Canada. CPPIB to end Kotak JV plan for stressed assets
Canada’s largest pension fund CPPIB will call off its proposed joint venture with Kotak Mahindra Group to invest in stressed assets in India. The $525-million fund that was announced in March 2016 will be wound up as it failed to find investments in stressed assets, said two people with direct knowledge of the development.
Kotak Group will now go alone with commitments from some sovereign funds such as Abu Dhabi Investment Authority (ADIA) and Qatar Investment Authority on a deal to deal basis. Both ADIA and Qatar Investment Authority are investors in some of the funds of Kotak.
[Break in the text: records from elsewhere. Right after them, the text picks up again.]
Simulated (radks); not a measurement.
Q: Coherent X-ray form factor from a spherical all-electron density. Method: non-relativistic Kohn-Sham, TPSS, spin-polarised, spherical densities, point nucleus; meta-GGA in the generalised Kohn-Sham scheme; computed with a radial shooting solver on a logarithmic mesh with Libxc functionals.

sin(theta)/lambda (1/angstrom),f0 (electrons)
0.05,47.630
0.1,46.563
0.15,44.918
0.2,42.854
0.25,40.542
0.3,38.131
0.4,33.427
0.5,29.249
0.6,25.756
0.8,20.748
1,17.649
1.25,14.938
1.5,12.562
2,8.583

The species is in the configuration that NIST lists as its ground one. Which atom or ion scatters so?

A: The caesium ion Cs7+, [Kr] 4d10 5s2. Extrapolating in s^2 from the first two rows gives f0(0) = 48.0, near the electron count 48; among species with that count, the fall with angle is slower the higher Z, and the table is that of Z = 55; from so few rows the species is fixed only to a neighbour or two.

“Our venture with CPPIB will end by August,” a person with direct knowledge of the development said. “We will now invest from our proprietary book while also looking to join hands with our investors like ADIA and Qatar Investment Authority to buy stressed assets from NCLT.”
Last year, in a joint press release, CPPIB had said it had the ability to invest up to $450 million in the fund that was to have initial corpus of $525 million. “This investment will address the growing opportunity arising from the current stress in Indian banking and corporate sectors, and has a flexible investment mandate providing bespoke financing solutions, in addition to investing in stressed asset sales by banks with the aim to restructure, recover and turnaround companies in distress,” the company had said at that point of time.